10 November 2013

What Will Be The Latest Diet Craze For Bike Parts?

It looks like we're about due for a wave of insane measures to save weight on bike parts.  Of course, some might argue that we are in one.  In any event, it seems that such a cycle comes every other decade. 

In my cycling life, I have witnessed two such bouts of insanity. The first came during the '70's.  Those of you who weren't into cycling (or weren't around) then probably remember other ridiculous fads like disco, droopy mustaches, pastel-colored suits and mood rings.  Well, in cycling, there was something almost as absurd:  an attempt to turn seemingly every bicycle part into a wedge of Emmentaler (or, for us Americans, a piece of Swiss cheese).

 Ah, yes, drillium.  I remember it well.  Along with it came slotted brake and shift levers.  Ironically, Campagnolo's cut-out Super Record brake levers actually weighed a few grams more than their smooth-surfaced Record levers.  A company rep said that Campy made the material thicker so to make the levers safe for slotting.

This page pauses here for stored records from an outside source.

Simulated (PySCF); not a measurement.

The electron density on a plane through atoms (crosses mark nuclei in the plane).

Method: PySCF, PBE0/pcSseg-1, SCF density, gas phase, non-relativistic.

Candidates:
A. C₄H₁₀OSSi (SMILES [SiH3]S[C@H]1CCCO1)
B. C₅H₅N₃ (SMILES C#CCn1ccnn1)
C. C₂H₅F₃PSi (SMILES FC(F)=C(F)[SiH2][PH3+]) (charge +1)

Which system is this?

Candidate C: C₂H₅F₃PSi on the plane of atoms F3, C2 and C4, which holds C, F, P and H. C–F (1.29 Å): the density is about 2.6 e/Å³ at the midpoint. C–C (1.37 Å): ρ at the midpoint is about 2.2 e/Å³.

Along with grunge rock and "indie" everything (To me "indie" meant, in the '90's. more or less what "gourmet", when used as an adjective, meant in the '80's:  "pretentious".), the final decade of the 20th Century took slotting one step further.  It seemed that every kid who had an Erector Set as a kid came of age during that decade and either made bike parts or opened a "high concept" shop that sold them:

What will this decade's insane attempt to save a gram bring us?  I would argue that it already gave us one such trend:  almost everything made of carbon fiber.  Now, I can understand why racers would want a carbon fiber frame, and perhaps even a set of wheels--as long as his or her sponsor is paying for them.  But a carbon fiber seat post rack?  Any kind of rack made of that material?  The day we see a carbon fiber GPS system for bikes will be the day when, as Pere Teilhard de Chardin said about the Hiroshima and Nagasaki bombings, technology has triumphed over reason.